Here's a page of New Year's customs from around the world:New Year's Traditions
One immediately notices the universal theme of "noise."
In our family during my childhood and teens, the principal New Year's Day custom was to undecorate and remove the Christmas tree. After doing the same thing during the early years of my marriage, I later abandoned that exhausting, depressing practice. When my husband and I became Episcopalians, I learned that the Christmas season doesn't end until January 6 (Epiphany, Twelfth Night). I now start dismantling the tree on or about January 6 and work on the task for several days instead of trying to accomplish it in a single marathan burst. Because we have an artificial tree, we have no safety constraints on how long it can stay up. Oddly from our contemporary perspective, in parts of England it used to be considered unlucky to keep Christmas decorations past Candlemas (February 2, aka Groundhog Day), so as long as we get the job done sometime in January, we're fine.
Although I was born in Virginia and had a grandmother from North Carolina, I never heard of the black-eyed-peas tradition until I got married. My husband, from a Navy family with roots in the Midwest and West Coast regions, cooks them for himself every year. Each pea is supposed to represent a coin; the more you eat, the more wealth you'll receive in the coming year. Since I dislike the taste of them, he has to accumulate good fortune for both of us.
The Scottish "first foot" tradition holds that it's good luck if your first visitor after midnight on the cusp of New Year's Eve and January 1 is a tall, dark stranger. Sharyn McCrumb has a humorous story, "A Wee Doch and Doris," in which a bewildered burglar accidentally becomes an elderly widow's first footer. You can find this tale in McCrumb's collection FOGGY MOUNTAIN BREAKDOWN.

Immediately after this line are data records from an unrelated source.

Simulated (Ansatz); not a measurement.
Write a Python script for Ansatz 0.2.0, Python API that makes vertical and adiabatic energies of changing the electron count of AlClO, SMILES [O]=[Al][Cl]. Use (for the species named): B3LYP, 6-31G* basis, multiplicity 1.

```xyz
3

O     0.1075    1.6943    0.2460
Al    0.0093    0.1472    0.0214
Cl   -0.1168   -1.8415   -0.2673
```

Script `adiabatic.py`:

I haven't made New Year's resolutions as such in a long time. My immediate goals for 2021 are to finish and submit a story for a line of Christmas-cookie-themed fiction planned by one of my publishers and to work on getting more of my orphaned e-books (from defunct publishers) re-released through Kindle self-publishing.
My main Christmas present this holiday season was the full DVD set of the TV series MASH. One memorable episode begins and ends on two New Year's Eves, bookending a montage of a year in the life of the MASH unit. At each New Year's Eve party, Col. Potter proposes the same toast, which goes something like this: "Happy New Year, and may it be a durn sight better than the last one."